Tuesday, April 27, 2010

Safe to say that I failed

To think I had such high hopes for putting out a sketch per day on this blog. I gotta hand it to me though, I did keep it up for about 2 months. Then it started to intimidate me. I thought more about the quality of my sketches, and obviously I can't churn out something amazing every single day. I know that's the point of the whole exercise/challenge, but I'm just not mentally ready for it.

Nowadays I actually do sketch more often than I used to, and without the obligation of posting it. Probably because of school heh, but now I don't feel like a mild anxiety attack coming on when I put pen to paper. Now I just need to work on the same thing for computer art. Baby steps.

5 classes this semester, 3 of them studio arts. It's kind of killing me. I can feel that I'm only doing a mediocre job in all of them. This isn't going to be an all-A's semester (I guess I shouldn't have gotten used to those 2 glorious semesters it did happen). After all this, my mom still wants me to fill my class load to the brim with 6 classes next semester. All I gotta say is heeeeeellll no, not this time. I'm going to drop out of one of the art classes, because I'm tired of mediocrity.

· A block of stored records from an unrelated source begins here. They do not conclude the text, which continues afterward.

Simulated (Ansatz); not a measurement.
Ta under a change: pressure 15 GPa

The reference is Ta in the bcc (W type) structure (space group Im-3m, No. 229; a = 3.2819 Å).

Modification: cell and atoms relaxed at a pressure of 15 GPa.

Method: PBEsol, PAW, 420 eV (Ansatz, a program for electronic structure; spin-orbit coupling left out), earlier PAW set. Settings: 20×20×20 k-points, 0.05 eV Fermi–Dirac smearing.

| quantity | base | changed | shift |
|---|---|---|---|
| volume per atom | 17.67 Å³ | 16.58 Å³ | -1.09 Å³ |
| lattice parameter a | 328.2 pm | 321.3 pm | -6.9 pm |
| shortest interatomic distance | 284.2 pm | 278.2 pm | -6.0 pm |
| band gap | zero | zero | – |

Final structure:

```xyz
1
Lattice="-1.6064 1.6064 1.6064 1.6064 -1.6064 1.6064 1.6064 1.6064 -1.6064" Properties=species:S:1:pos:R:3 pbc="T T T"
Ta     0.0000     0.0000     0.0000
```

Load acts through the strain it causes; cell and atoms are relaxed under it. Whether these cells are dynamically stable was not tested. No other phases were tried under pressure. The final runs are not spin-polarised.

I really hope my life will be better after college. I feel like it's "just okay" right now, that all the good stuff is just around the corner, beyond a door I can't open yet. You know when that happens like in Zelda games? You have to get the giant key so you can get another heart container or something? It's like that.

Only thing is, I don't know what the key is, and I don't know what's beyond the door.

1 comment:

Brendel. said...

fuck what your mom wants. you're the one taking the classes, not her. do whatever it is you're doing for yourself. to her she wants you to "maximize your potential." but to what end? don't spread yourself too thin, even the best only have so much talent to spread out.